Weeds among the Wheat (2/3): Sowing the Good Seed

Image Source: http://www.stpauls.ph/books/Asceticism/Books/weeds-among-the-wheat/

Dear Reader,

Praised be Jesus as Mary!

In Weeds among the Wheat: Discernment, Where Prayer and Action Meet, Thomas H. Green, SJ presents the meaning and mechanics of discernment in three parts: Preparing the Soil, Sowing the Good Seed, and A Mixed Harvest. This time we shall discuss about Sowing The Good Seed.

Discernment, according to Siri, is… (chuckle)


Meanwhile, discernment, according to St. Ignatius, is only when much light and understanding is derived through the experience of desolations and consolations and the discernment of diverse spirits***. After we make our decisions using rational* or imaginative** methods, we come back to prayer and present the choices we have made for the Lord to accept and confirm if it is for His greater service and praise. This is the only way to discernment proper.
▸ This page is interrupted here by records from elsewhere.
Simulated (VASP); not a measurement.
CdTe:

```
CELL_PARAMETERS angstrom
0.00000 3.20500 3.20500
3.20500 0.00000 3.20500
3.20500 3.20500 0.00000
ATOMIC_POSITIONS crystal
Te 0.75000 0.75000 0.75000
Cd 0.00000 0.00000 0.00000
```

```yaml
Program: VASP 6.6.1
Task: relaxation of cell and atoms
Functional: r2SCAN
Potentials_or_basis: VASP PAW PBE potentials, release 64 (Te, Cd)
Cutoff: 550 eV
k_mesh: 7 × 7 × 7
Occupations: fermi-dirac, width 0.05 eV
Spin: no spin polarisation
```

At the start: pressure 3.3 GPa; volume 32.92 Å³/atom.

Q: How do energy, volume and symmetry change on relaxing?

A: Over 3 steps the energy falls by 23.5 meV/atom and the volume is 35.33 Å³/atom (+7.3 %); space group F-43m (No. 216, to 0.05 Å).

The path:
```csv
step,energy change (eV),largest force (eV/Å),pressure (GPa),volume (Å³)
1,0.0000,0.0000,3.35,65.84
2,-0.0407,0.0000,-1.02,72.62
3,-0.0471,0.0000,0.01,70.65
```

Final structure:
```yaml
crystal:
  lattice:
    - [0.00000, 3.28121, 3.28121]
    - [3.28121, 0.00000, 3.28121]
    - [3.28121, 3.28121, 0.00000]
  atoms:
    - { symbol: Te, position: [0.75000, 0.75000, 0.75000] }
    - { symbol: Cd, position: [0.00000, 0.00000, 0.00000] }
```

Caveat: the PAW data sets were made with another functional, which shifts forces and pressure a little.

There is consolation when there is peace in the Lord, which leads to increased faith, hope, and love, and all interior joy that brings us closer to God. These are religious feelings that are essential to our discovery of God’s will. But, we must be careful because some feelings are treacherous and cannot be trusted blindly.

On the other hand, there is desolation when there is loss of peace. This is from the emotional turmoil of the spirit which leads to lack of faith, hope and love. Remember what St. Ignatius said, “In time of desolation we should never make any change but remain firm, and constant in the resolution which guided us the day before the desolation, or in the decision to which we adhered in the preceding consolation.” Desolation comes from the devil and separates us from the Lord. We must never follow him. We persevere in patience and do the opposite of what the evil inspires us to do. The Lord will do everything possible to encourage our souls to persevere if we are truly committed to him. Consolation will soon return.

In discernment, it is normal to experience desolation. It does not mean that God hates us. God permits it, but does not cause it. If you look at the story of Job (Job 1:6-12, Job 2:4-6), we see that in some obscure way, it proves Job’s love and fidelity. Tomorrow, I will write about the next three chapters under the last part, A Mixed Harvest.

Kristine G. Veneracion

P.S. Please like, comment, or share if you find this post useful. Thank you and may God bless you! c”,)k

Weeds among the Wheat by Thomas H. Green, SJ
Job 1:6-12, Job 2:4-6

Definition of Terms:
*rational method – to ponder every aspect of the question and enumerating the advantages and disadvantages of the decision.
**imaginative method – (1) to consider what we would have advised another person faced with the same dilemma, or (2) to imagine what decision we would have chosen if we were on our deathbeds.
***diverse spirits – St. Ignatius refer to these as “good spirit or the Holy Spirit” and “evil sprit or the devil.”